The police bugged his house to monitor how he prays and what clothes he wears: the case of Anatoly Vilitkevich
“Everyone is guaranteed freedom of conscience and freedom of religion, including the right to profess, individually or jointly with others, any religion or not to profess any religion at all, to freely choose, have and disseminate religious and other beliefs and to act in accordance with them.”
Article 28 of the Constitution of the Russian Federation
On April 10, 2018, the police arrested Anatoly Vilitkevich, a member of Jehova’s Witnesses, recognized as an extremist religious group in Russia, for organizing the activities of the said organization (Art. 282.2, Section 2 of the Criminal Code of Russia). Vilitkevich now faces up to 10 years of deprivation of liberty. After spending two months in a detention facility and eight months under house arrest, Vilitkevich was asked to sign an undertaking not to leave town on February 28, 2019.

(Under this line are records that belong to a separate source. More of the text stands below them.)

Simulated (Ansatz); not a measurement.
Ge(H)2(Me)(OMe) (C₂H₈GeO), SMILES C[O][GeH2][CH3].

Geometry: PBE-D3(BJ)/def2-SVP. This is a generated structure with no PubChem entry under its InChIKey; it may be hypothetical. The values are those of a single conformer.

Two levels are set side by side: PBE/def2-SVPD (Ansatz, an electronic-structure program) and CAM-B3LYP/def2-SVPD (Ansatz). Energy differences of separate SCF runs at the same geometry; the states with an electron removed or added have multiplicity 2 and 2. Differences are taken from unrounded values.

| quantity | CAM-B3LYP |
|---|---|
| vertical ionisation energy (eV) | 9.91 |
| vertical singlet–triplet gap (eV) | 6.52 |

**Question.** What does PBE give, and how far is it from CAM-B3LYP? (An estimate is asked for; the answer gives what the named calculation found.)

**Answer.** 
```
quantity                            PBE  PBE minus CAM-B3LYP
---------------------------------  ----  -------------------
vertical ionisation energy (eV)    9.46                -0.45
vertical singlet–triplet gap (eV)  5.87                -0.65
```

The hearings on the case were resumed in February 2021, when Vilitkevich discovered that in 2017, a year before his arrest, the police secretly installed wiretapping and cameras in his rented apartment to monitor his and his wife’s daily activities. The apartment’s landlord permitted to install the surveillance and signed the acknowledgment that he had no complaints against the police. By infringing the Vilitkevichs privacy, the police collected the alleged evidence that Anatoly Vilitkevich ran a branch of Jehova’s Witnesses in Ufa. By evidence, the police consider Anatoly and his wife Alyona inviting other Jehovah’s Witnesses to their apartment, dining with them, singing religious songs, watching movies on religious topics, and discussing the spread of their faith among other people. During hearings, the prosecutor was reading out the verbatim transcript of the recorded conversations for over an hour, including the following remarks: “Anatoly and Alyona are in the common room,” “Alyona is cleaning, then the music starts playing loudly,” “Alyona laughs,” “Baby, when we sing songs, the door needs to be closed.” The transcripts were also accompanied by an explanation of what styles and colors of clothes the couple were wearing at the time of the recording.
Why does the Memorial Human Rights Center consider him a political prisoner?
In Memorial’s view, the charges against Vilitkevich are based solely on the fact that he is a Jehovah’s Witness. The government’s actions are discriminatory and violate international law, particularly the right to freedom of religion. Moreover, it contradicts Article 28 of the Russian Constitution, guaranteeing freedom of conscience and religion. The case of Anatoly Vilitkevich is part of an extensive campaign of persecution of Jehovah’s Witnesses that started in 2017 and took on fresh vigor in 2018. Each year, the Russian government arrests and prosecutes hundreds of Jehova’s Witnesses. Among those who have spoken out against this campaign of persecution of a whole religious group are the Delegation of the European Union to the OSCE, the Parliamentary Assembly of the Council of Europe, and Russian and foreign human rights defenders. Memorial Human Rights Center demands that charges against Anatoly Vilitkevich and other Jehovah’s Witnesses, prosecuted solely for their religious beliefs, are immediately dropped.